Optimality Conditions for Interval-Valued Optimization Problems on Riemannian Manifolds Under a Total Order Relation

TL;DR

This paper establishes optimality conditions for interval-valued optimization problems on Riemannian manifolds using generalized Hukuhara differentiability, covering various cases of objective functions and constraints, with theoretical justification and examples.

Contribution

It introduces KKT-type optimality conditions for interval-valued problems on Riemannian manifolds considering different function types, expanding the theoretical framework in this area.

Findings

Derived KKT-type optimality conditions for interval-valued functions.

Analyzed three cases based on the nature of objective and constraint functions.

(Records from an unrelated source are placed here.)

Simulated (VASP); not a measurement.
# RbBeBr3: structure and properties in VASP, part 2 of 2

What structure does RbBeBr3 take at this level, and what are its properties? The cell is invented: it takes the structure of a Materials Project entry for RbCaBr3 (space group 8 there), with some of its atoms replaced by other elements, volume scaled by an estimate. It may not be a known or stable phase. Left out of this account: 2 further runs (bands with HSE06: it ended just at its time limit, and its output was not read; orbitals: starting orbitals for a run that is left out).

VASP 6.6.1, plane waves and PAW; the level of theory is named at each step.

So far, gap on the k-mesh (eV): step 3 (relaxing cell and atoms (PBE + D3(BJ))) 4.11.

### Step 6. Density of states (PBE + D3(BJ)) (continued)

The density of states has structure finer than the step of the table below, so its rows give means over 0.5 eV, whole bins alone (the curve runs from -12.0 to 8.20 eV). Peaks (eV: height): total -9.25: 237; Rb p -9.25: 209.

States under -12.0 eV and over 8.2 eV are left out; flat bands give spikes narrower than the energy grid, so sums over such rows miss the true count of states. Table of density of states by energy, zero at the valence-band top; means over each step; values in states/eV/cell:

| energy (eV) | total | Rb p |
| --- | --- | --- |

Validated the theory with illustrative examples.

Abstract

This article explores fundamental properties of convex interval-valued functions defined on Riemannian manifolds. The study employs generalized Hukuhara directional differentiability to derive KKT-type optimality conditions for an interval-valued optimization problem on Riemannian manifolds. Based on type of functions involved in optimization problems, we consider the following cases: 1. objective function as well as constraints are real-valued; 2. objective function is interval-valued, and constraints are real-valued; 3. objective function as well as constraints are interval-valued. The whole theory is justified with the help of examples. The order relation that we use throughout the paper is a total order relation defined on the collection of all closed and bounded intervals in $\mathbb{R}$.